The International Franchise Association’s annual Legal Symposium took place May 15-17, 2016. Greensfelder, Hemker & Gale attorneys Dawn Johnson, Beata Krakus, Kim Myers, Abby Risner and Leonard Vines attended the program in Washington, D.C, where industry speakers presented programs on important topics in franchising.
Vines moderated one of the roundtables on “Effective Use of Franchise Advisory Councils.”
Some key takeaways from this year’s sessions include:
Managing risk when implementing systemwide change
- Get franchisee buy-in: The quote “People don’t resist change, they resist being changed” set the tone for this presentation. Anchoring changes with franchisees before the changes are announced can make a tremendous difference to how franchisees will receive the news. It may be the difference between whether the changes will be embraced or rejected.
- Think through the contractual implications: How change is implemented will depend on the agreements in place between the franchisor and its franchisees. The approach that will have to be taken will differ depending on whether the franchise agreements permit the franchisor to introduce the change.
Financial performance representations
- FPRs, formerly called “earnings claims,” continue to be a hot topic for franchisors as they want to avoid litigation over unauthorized representations in the franchise sales process, yet still attract prospective franchisees who want to know how much money they can make. Despite the fear of litigation, the recurring question of whether a franchisor should make a financial performance representation in Item 19 of the Franchise Disclosure Document took a surprising turn this year, as the trend appears to be that more franchisors are making them.
- Franchisors that choose to make FPRs must be certain they have documentation to support the FPRs at the time the representation is made. Often, such documentation is lacking or has not been updated in several years. In-house and outside counsel should always ask to review the underlying documentation for FPRs.
- As always, training your franchise sales staff is key, as they often want to make the sale and can easily go beyond statements that are in the FDD.
- The rules on how to make FPRs could be clarified soon, as the North American Securities Administrators Association has issued a proposed commentary on FPRs to try to assist franchisors in making Item 19 disclosures. A final commentary has not yet been issued.
Updates on important franchise cases
- Brand protection: Franchisors may want to consider including in their franchise agreements the right to withdraw from a market and express terms limiting their obligation to protect the brand against competition
- Data privacy: Franchisors will have more risk of being held accountable for a breach the more connected they are to the franchisee’s system. Franchisors may want to consider including data security compliance requirements in their franchise agreements. Cybersecurity continues to be a big concern for all businesses, both franchised and non-franchised. Franchisors should consider insurance and a review of procedures.
- Class action waivers: If not already included in your franchise agreement, franchisors should consider including class action waivers.

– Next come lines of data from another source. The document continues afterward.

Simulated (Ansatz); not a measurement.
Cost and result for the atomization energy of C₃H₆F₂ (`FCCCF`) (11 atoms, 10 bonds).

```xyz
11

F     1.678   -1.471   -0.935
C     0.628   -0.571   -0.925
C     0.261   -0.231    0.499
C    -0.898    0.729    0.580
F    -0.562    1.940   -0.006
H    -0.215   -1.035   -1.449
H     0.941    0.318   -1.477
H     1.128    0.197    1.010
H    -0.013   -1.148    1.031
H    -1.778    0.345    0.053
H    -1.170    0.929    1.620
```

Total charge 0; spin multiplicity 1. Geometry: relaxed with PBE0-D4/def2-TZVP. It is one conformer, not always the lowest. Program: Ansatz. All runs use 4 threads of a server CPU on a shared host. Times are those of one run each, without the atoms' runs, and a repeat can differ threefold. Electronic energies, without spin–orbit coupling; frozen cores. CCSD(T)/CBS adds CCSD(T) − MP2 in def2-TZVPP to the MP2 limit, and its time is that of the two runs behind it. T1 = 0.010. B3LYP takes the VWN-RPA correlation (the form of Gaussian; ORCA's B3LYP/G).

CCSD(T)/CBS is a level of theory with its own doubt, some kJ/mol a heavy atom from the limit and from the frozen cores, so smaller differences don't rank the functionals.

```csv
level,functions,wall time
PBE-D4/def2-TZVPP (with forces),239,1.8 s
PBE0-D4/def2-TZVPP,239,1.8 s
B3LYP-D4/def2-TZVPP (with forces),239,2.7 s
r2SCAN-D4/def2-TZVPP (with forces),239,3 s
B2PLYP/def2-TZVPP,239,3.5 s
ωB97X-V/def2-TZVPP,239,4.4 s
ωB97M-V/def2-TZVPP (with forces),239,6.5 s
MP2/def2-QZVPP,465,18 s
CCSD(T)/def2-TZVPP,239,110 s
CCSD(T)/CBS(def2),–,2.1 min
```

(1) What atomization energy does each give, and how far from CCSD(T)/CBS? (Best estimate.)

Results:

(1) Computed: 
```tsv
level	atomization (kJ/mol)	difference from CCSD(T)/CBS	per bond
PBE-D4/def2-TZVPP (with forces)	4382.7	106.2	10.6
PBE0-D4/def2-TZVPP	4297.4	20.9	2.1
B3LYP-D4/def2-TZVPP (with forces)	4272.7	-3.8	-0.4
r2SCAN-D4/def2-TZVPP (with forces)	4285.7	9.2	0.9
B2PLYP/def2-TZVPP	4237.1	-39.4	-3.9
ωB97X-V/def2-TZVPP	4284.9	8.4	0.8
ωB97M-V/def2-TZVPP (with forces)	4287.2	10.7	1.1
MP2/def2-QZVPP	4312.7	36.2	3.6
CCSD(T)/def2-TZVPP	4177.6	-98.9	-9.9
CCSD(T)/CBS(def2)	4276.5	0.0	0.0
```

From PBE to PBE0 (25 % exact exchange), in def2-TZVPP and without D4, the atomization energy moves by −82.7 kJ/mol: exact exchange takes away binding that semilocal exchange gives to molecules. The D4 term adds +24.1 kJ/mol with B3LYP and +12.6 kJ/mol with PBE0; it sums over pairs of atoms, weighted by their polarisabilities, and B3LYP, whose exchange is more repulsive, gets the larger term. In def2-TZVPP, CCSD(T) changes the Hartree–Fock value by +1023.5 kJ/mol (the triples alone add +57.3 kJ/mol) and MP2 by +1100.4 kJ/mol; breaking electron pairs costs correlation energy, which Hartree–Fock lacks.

- Advertising: Franchisors need to be aware of the risks that increase because of social media. Of course, franchisors want to continue to ensure that they are giving the consumer what is actually being advertised.
- Be sure a franchisee’s employees know they are working for the franchisee, and ensure there are no indications that could arguably cause them to think they are working for the franchisor, such as names on paychecks and employment applications.